Sandra Bierman




Sandra Bierman credits her turbulent, sometimes difficult childhood as a rich experience that she continues to draw upon in her peaceful, spiritual paintings of women. For several years Bierman lived in a log cabin in Oklahoma with her part-Cherokee grandmother, who helped the young artist survive family moves, school changes and dyslexia. “She always had a hug for me,” Bierman says. “My grandmother was a big, soft, loving woman… my saving grace.”

Today, many of the emotions and figures in Bierman's paintings of big, soft, loving women come from her memories of that time with her grandmother. Her work is most often a reflection of her own personal experiences and reflections. The ideas “come spontaneously from my imagination,” she says.

Her imagination has been an active companion since childhood. Even in that log cabin, Bierman found success and self-nurturance in her art. She won her first scholarship, to a watercolor class, at age 12. Six years later, she was awarded a four-year scholarship to the Maryland Institute of Art, Then life and its financial pressures got in the way of a full-time art career, and she supported herself and her three children as a corporate telecommunications executive for Chase Manhattan Bank in New York. “I just dreamed of the day when I could get back to my art,” she recalls.

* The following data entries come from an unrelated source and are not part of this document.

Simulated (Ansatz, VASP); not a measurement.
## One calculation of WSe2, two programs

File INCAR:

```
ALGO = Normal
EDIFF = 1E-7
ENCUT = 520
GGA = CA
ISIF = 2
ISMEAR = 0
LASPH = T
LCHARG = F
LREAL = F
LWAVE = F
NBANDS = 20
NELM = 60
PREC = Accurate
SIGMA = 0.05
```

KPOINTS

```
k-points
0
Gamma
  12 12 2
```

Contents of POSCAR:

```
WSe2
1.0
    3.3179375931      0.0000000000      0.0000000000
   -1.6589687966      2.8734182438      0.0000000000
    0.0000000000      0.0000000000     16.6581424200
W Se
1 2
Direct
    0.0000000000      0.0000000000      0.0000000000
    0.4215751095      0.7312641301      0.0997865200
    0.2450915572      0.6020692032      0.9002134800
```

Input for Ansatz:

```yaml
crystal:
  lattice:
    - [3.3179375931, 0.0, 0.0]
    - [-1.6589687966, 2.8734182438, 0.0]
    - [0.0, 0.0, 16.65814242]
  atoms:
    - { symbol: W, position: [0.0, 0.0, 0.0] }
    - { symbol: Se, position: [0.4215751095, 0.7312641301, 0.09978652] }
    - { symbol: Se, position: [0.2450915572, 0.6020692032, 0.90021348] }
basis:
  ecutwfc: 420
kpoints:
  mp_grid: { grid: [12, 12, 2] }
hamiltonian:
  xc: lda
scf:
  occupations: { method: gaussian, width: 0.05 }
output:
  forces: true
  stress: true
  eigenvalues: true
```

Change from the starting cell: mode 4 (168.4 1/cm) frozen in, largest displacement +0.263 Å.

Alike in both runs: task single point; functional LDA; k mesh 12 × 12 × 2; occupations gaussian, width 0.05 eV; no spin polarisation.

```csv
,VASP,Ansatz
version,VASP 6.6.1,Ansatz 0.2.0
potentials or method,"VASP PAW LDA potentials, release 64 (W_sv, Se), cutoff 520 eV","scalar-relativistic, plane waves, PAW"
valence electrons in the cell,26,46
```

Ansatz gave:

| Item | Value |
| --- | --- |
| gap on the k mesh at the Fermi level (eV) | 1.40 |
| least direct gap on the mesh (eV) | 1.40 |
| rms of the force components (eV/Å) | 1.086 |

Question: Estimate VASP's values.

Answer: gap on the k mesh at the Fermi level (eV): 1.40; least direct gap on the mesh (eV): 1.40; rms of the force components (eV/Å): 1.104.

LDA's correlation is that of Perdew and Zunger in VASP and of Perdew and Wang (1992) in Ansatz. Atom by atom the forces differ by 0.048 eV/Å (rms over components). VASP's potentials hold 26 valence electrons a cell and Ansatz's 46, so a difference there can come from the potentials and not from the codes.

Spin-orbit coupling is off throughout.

Bierman's dream came true when she remarried in 1983 and retired three years later. In 1988, she and her husband, Arthur, a retired physicist, bought a house in Boulder, Colorado. What they thought was a storage-shed behind their new home turned out to be an artist's studio, where today Bierman transforms large canvases (up to six feet) into earth-toned paintings of nurturing, earth-connected women of many cultures. While her style, subject matter and composition are consistent throughout her work, the techniques Bierman uses are constantly changing. “I enjoy varying the texture of the canvas by the way the paint is applied,” she says. The process of letting a piece unfold is as exhilarating for her as is the inner journey she experiences while painting. “I paint from my mind's eye. I follow my instincts to express things in my inner self and the richness of my life's experiences, but others connect with it too, which is the icing on the cake.”

The flowing, graceful lines and swooping curves of her paintings give her work a sculptural form, which may be prophetic. “I feel that there is a sculptor inside of me, so that may come out in the future. I feel like I'm just hanging onto the tail of a kite… I'll see where it takes me.”